WASHINGTON – On September 23, 2022, the United Nations’ Independent International Commission of Inquiry on Ukraine released findings that Russia has committed war crimes in Ukraine. After visiting 27 towns and interviewing 150 witnesses, the commission reported that Russian troops have committed brutal executions, indiscriminate attacks and sexual and gender-based violence, including against children during their invasion of Ukraine.
In response to alleged war crimes in Ukraine earlier this year, Senate Judiciary Committee Ranking Member Chuck Grassley (R-Iowa), Democratic Whip Sen. Dick Durbin (D-Ill.), Rep. David N. Cicilline (D-R.I.) and Congresswoman Victoria Spartz (R-Ind.) introduced the Justice for Victims of War Crimes Act to update the current United States war crimes statute to enable prosecution of war criminals under jurisdiction of the U.S. courts, regardless of the location or targets of their alleged atrocities. The legislation also extends the statute of limitations for war crimes discovered years after they occur.
“This disturbing report confirms that Russian troops are carrying out heinous attacks on innocent Ukrainians as they continue waging an unjust war. These inhumane and unprovoked crimes, conducted under Putin’s watch, cannot go unpunished. The Justice for Victims of War Crimes Act is needed to send a strong message that people who commit war crimes are not welcome here in the U.S. and should be punished, regardless of where their offense was committed,” Grassley said.
“Perpetrators committing unspeakable war crimes, such as those unfolding before our very eyes in Ukraine, must be held to account,” Durbin said. “With the UN’s formation of the Independent International Commission of Inquiry on Ukraine, we are sending a clear message to Putin: the world remains steadfast in our commitment to Ukraine and the brave Ukrainian people. And as Co-Chair of the Senate Ukraine Caucus, and Chair of the Senate Judiciary Committee, I will continue to look at various avenues to ensure he pays the price.”

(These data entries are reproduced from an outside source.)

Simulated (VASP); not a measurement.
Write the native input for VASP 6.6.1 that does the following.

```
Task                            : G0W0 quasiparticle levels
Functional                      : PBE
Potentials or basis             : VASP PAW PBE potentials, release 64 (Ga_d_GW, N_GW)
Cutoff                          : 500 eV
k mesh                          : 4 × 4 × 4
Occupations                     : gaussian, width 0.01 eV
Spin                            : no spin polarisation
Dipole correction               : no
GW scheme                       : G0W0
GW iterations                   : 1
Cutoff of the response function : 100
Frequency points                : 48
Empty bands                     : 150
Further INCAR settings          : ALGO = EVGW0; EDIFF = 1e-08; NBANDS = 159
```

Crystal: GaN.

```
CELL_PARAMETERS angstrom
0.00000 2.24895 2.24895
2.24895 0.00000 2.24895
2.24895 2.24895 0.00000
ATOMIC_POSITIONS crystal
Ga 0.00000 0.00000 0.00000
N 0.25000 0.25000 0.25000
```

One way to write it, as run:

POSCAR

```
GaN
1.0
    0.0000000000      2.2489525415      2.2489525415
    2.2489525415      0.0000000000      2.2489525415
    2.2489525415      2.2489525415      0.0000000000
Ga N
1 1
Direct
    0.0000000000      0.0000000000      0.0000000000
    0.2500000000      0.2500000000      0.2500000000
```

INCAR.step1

“My heart goes out to all those families and individuals suffering due to Putin’s illegal and unwarranted invasion of Ukraine and the horrific atrocities carried out by his troops. These war criminals – all those on the ground, their leaders, and ultimately Vladimir Putin, cannot be allowed to act without consequence. The United States stands with the people of Ukraine, and we must continue our efforts to both weaken Russia through our sanctions regime and strengthen our support for Ukraine via supplies and aid. We need to pass the Justice for Victims of War Crimes Act so that when this war ends, none of these war criminals will evade justice for the unconscionable acts they have committed in Ukraine,” said Cicilline.
“The atrocities of Russia’s war against the Ukrainian people and POWs are heartbreaking. I have seen and heard it firsthand, but these war crimes have now also been confirmed by the UN. The international community cannot remain silent and must hold accountable not only top leaders who make these ruthless orders, but also military commanders who are willing to obey them,” said Spartz.
Current law allows for the prosecution of people who commit war crimes in the U.S. or against Americans abroad, but violators who target non-Americans are not subject to the law even after they enter the U.S. The Justice for Victims of War Crimes Act expands the original war crimes jurisdiction to include war criminals found in the U.S., even if they never targeted U.S. nationals. This would allow the prosecution of those non-Americans who come to the U.S. after committing war crimes against Ukrainians.